Web Trading Grows Into Major Force
Notes of interest from a business editors conference last week in the other Washington …
One of the next major regulatory minefields will involve how much more policing will be done of Internet trading, especially rapid-fire day trading.
The growth and rate of growth are astounding.
“There are an estimated 40 million Internet users now and one-quarter of all trades are now done online — and that could be an understatement,” said Mary Shapiro, the top regulator for the National Association of Securities Dealers.
“And there was a 49 percent increase (in online stock trading) from the end of the last quarter of 1998 to the end of the first quarter of 1999,” she added.
“As the champion of the little guy, the ‘90s have been very good,” Shapiro said. “But one of the key danger zones is rising investor expectations, such as expecting most stock trades to be made in one or two seconds, not nine or ten.”
Advertising by brokers should not over-promise, in either performance or results, said the NASD official who jokingly identified herself as “Mary `The Sheriff’ Shapiro.”
“You can’t say you’re the best or fastest unless you can demonstrate that,” she said, noting the NASD has tracked 811 misleading ad claims in the past 12 months, bringing 23 formal disciplinary actions.
Concerning fraud with Internet trading, she said, “The techniques are not particularly novel. There’s just a new set of tools.”
In advocating having disclaimers about Internet trading, Shapiro admitted, “We can’t be the watchdog for all human frailties. We can’t protect people from their own folly.”
On a later panel, Richard Walker, the new director of enforcement for the Securities and Exchange Commission, agreed on the need for increased surveillance.

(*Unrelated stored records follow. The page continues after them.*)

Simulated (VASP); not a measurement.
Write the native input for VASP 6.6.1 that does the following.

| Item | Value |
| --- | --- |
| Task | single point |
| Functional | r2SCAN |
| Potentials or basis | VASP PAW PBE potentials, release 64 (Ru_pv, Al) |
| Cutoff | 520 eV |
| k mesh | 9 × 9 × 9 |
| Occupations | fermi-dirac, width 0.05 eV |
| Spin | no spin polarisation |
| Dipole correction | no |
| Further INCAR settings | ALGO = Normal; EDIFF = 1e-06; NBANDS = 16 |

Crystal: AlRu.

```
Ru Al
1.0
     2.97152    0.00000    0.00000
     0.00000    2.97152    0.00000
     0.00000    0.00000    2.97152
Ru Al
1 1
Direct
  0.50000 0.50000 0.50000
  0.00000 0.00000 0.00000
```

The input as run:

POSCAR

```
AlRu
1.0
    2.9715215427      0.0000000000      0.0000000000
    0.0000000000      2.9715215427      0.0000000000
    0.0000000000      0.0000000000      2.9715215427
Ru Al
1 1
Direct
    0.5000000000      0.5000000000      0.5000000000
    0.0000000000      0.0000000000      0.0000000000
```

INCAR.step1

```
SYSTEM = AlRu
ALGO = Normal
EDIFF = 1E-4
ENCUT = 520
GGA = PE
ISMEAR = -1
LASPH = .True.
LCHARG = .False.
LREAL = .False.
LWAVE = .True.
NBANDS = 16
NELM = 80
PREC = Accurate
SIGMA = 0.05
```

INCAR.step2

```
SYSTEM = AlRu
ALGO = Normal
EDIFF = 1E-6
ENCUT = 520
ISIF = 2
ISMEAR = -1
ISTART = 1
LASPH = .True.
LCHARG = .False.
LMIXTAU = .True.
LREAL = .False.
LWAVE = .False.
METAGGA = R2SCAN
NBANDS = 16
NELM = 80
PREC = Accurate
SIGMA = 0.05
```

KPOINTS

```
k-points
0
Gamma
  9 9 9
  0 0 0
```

He said there have been 68 cases of fraudulent Internet trading since 1995, and 38 of them were last year. “Same scams, new medium,” Walker said.
He said the SEC receives 200 to 300 messages a day on its online complaint center. One area of concern is illegal touting, where those endorsing a stock do not disclose that they were paid to do so. A “nationwide sweep” last October resulted in 23 cases naming 44 respondents and defendants accused of illegal touting.
Another concern is “pump and dump” manipulations, in which a stock price is deliberately driven up with the idea certain investors will bail out early and profitably.
While Walker and Shapiro addressed business editors, SEC Chairman Arthur Levitt Jr., in a speech at the National Press Club, criticized “irresponsible” ads that raise “unrealistic expectations.” He promised increased online policing to protect “amateur traders.”
Harvey Houtkin, the self-proclaimed “father of electronic trading,” cautioned against over-regulating Internet trading.
“Why are all these people trading now?” Houtkin asked. “Because they can.”
He claims high-speed day trading (he prefers “active trading”) actually has less risk, not more than conventional trading, “because day traders can get out fast” if a stock falls.
On other topics at the conference …
World Bank Group President James D. Wolfensohn said Russia, Korea and other areas with significant fiscal problems “need bankruptcy laws, honest judges and banking supervision that works.”
Wolfensohn said it is “critical for business to understand issues of social responsibility. It’s good business. It’s peace.”
He added: “There’s bombing today in Kosovo, but how do you keep stability in the surrounding countries? Every time I see a bomb drop, I think they’re going to come to us (the World Bank) for another $50 million.”
U.S. Trade Representative Charlene Barshefsky said that despite contentious issues such as nuclear espionage, she is hopeful China will gain membership in the World Trade Organization.
She noted the active interest of Chinese Premier Zhu Rongji and the timeliness of WTO approval in the centennial anniversary year of the 1899 Hay open-door policy (“essentially a trade policy”).
China has been trying to gain WTO membership for 13 years, and just last month, perhaps to ease its entry, lifted import barriers on beef, citrus and Northwest wheat.
“If WTO membership doesn’t happen this year, it won’t for many years,” Barshefsky said.